(This post is by Ross.) Eight years ago, in October 2003, Stephen Schneider wrote email 0020.txt to Annie Petsonk of Environmental Defense, cc’ing to Mann, Hegerl, Overpeck, Briffa, Hughes, MacCracken, Jones, Bradley, Santer, Thompson, Mosley-Thompson, Crowley, Trenberth, Osborn, Wigley and a couple others. The email stated, in part, the following ([sic] wherever appropriate).
Hello all. Ah ha–the latest idiot–McKitrick–reenters the scene. He and another incompetent had a book signing party at the US Capitol–Mike MacCracken went and he can tell you about it–last summer. McKitrick also had an article–oped, highly refereed of course–in the Canadian National Post on June 4 this year. Here is the URL that worked back then: http://www.nationalpost.com/search/site/story.asp?id=045D5241-FD00-4773-B816-76222A771778
It was a scream. He argued there is no such thing as global temperature change, just local–all natural variablity mostly. To prove this he had a graph of temperature trends in Erie Pennsylvania for the past 50 years (this is from memory) which showed a cooling. THat alone proves nothing, but when reading the caption I noticed the trend was for temperature in October and November!! So one station for two months consitituted his “refutation” of global warming–another even dumber than Lomborg economist way out of depth and polemicizing. I showed it to a class of Stanford freshman, and one of them said: “I wonder how many records for various combinations of months they had to run through to find one with a cooling trend?” THe freshman was smarter than this bozo. It is improtant to get that op-ed to simply tell all reporters how unbelievably incompetent he is, and should not even be given the time of day over climate issues, for which his one “contribution” is laughably incompetent. By the way, the Henderson/Castles stuff he mentions is also mostly absurd, but that is a longer discussion you all don’t need to get into–check it out in the UCS response to earlier Inhofe polemics with answers I gave them on Henderson/Castles if you want to know more about their bad economics on top of their bad climate science
The op-ed I believe Schneider refers to is not at the Post website anymore, but it is online here. It was published in April 2003, not June. I didn’t publish an op-ed in June 2003, to the best of my recollection (and I have nothing in my files from then). Also, the print edition for the April 2003 op-ed shows the temperature graph for Erie Pennsylvania, and is the only one I’ve written that refers to that data. I encourage everyone to read my April 2003 op-ed, and then re-read Schneider’s email.

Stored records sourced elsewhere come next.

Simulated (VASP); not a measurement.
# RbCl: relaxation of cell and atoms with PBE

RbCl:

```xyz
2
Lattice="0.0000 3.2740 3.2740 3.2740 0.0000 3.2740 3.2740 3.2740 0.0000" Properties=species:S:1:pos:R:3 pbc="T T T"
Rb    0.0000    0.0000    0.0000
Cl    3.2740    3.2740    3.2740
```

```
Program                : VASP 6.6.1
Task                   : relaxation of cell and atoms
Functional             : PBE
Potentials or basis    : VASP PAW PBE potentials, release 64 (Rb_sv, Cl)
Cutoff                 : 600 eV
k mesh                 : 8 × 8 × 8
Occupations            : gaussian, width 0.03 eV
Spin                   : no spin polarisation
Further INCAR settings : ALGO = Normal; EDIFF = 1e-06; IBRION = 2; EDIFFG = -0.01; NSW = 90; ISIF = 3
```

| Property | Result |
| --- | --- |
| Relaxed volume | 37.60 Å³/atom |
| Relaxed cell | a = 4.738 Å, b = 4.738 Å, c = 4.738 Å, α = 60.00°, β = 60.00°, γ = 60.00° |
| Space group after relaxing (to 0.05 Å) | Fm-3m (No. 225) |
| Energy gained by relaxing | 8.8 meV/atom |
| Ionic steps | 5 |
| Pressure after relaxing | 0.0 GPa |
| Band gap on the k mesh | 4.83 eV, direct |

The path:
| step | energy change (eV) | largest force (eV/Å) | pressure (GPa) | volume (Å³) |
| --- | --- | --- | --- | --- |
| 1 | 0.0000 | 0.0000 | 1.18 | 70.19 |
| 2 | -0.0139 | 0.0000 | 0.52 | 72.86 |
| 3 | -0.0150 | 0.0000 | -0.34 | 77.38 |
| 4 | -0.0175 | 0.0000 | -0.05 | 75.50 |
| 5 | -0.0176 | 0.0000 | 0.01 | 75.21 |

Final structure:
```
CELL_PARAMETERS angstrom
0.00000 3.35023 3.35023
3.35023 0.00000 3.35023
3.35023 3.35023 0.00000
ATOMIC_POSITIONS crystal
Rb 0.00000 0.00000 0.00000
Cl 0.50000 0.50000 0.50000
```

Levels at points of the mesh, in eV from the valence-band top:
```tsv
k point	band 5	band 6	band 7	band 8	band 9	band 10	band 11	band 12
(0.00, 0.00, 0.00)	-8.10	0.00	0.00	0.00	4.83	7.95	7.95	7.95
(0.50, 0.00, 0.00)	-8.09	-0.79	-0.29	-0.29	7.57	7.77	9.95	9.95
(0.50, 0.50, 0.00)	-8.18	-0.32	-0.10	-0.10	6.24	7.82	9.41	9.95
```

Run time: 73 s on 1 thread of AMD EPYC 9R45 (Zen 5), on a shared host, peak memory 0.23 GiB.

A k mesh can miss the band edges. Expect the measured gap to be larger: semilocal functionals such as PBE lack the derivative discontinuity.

There’s no mention of Castles and Henderson in it: I think Schneider must have mingled something else in his memory. As to the choice of Erie PA, As I explain in the op-ed, I was responding to a claim David Suzuki had made on TVOntario a few nights earlier, saying that when he grew up in London Ontario, winter used to set in by the end of October, but now the snow didn’t come until much later; this being evidence of the fearful progress of global warming (or words to that effect). So I looked up the weather records for London from the 1940s to the present to check. Since the Canadian data on the GISS archive only went up to 1990, I also looked up the Erie PA record, which was the nearest US city (just across Lake Erie from London) with a long temperature record for October and November continuing up to the (then) present. The slight cooling trend in those records contradicted Suzuki’s claim.
This is all explained in the op-ed. Contrary to Schneider’s claim, I was not using the October-November temperature trend from Erie PA as a measure of global climate, I was using it as a measure of the October-November temperature trend for Erie PA. Schneider was careless in his reading, remiss in his recollection, and obnoxious in broadcasting his opinion to his colleagues.
OK, some jerk sent an email. What does it matter?
10 years before that email was sent, I was a grad student in economics, planning to do my PhD on carbon taxes. When trying to learn about the physical science issues, one of the first things I read was a 1989 Scientific American article by Schneider. Probably many people first learned about the issue from Schneider’s writings, and over time he had an enormous influence on the way the scientific message was controlled and transmitted to the public and to policymakers. He edited a major journal, wrote UN climate reports, advised governments and generally spoke for his profession for several decades.
That he turns out to have been intensely biased, arrogant and careless with facts matters a great deal.